The way I see it, it isn't true that "Select Count() is BAD!" I suspect this arose because people were using MySQL with a storage engine for which SELECT COUNT(*) queries for the entire table would retrieve a cached row count, then they switched to another storage engine and lo, it was slow because there was no such cached row count, so they jumped to this conclusion. Since the issue is with the full table scan, replacing that COUNT(*) with a query of the entire table that you then take the row count of the result set isn't necessarily going to be any faster, and it might even be slower. I think that the fast solutions tend to involve stuff like caching the row count yourself, and periodically synchronising it by doing an out-of-band full table scan with COUNT(*).

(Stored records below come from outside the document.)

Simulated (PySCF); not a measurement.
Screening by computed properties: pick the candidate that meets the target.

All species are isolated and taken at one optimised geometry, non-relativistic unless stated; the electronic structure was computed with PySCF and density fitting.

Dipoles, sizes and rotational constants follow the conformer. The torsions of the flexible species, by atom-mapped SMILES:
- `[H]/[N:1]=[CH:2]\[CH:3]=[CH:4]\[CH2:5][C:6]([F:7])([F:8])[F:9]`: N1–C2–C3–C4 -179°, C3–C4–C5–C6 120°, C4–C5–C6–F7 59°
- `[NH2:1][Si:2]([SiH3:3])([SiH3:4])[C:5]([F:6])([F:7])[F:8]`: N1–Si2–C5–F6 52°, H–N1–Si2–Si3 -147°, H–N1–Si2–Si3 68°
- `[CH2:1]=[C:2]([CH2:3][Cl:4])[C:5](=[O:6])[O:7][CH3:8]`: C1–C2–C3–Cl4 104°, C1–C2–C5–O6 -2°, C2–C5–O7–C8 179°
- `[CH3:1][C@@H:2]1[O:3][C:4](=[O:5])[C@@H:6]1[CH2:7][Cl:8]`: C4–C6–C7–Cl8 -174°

But, this is not what you're doing here. You're not doing a COUNT(*) to get the row count of the entire table; rather, you have a particular result set and want to count the number of rows. I'm inclined to say that COUNT(*) would be the right solution here as it expresses that you wish to count the number of rows of the result set; COUNT(id) for id being a non-NULL primary key should work too and corresponds to more closely to the current query, but it also introduces the requirement of id being not null and indexed, otherwise you might not be counting the rows you want to count, or the lack of an index could introduce a time penalty.
Speaking of index though, my feeling is that that could ultimately be why the query is slow: it looks like listing is a foreign key, so presumably it is already indexed, but if time isn't indexed, perhaps a full table scan needs to be done to determine the rows to select that meet your time constraints, and this could be slow for a sufficiently large table.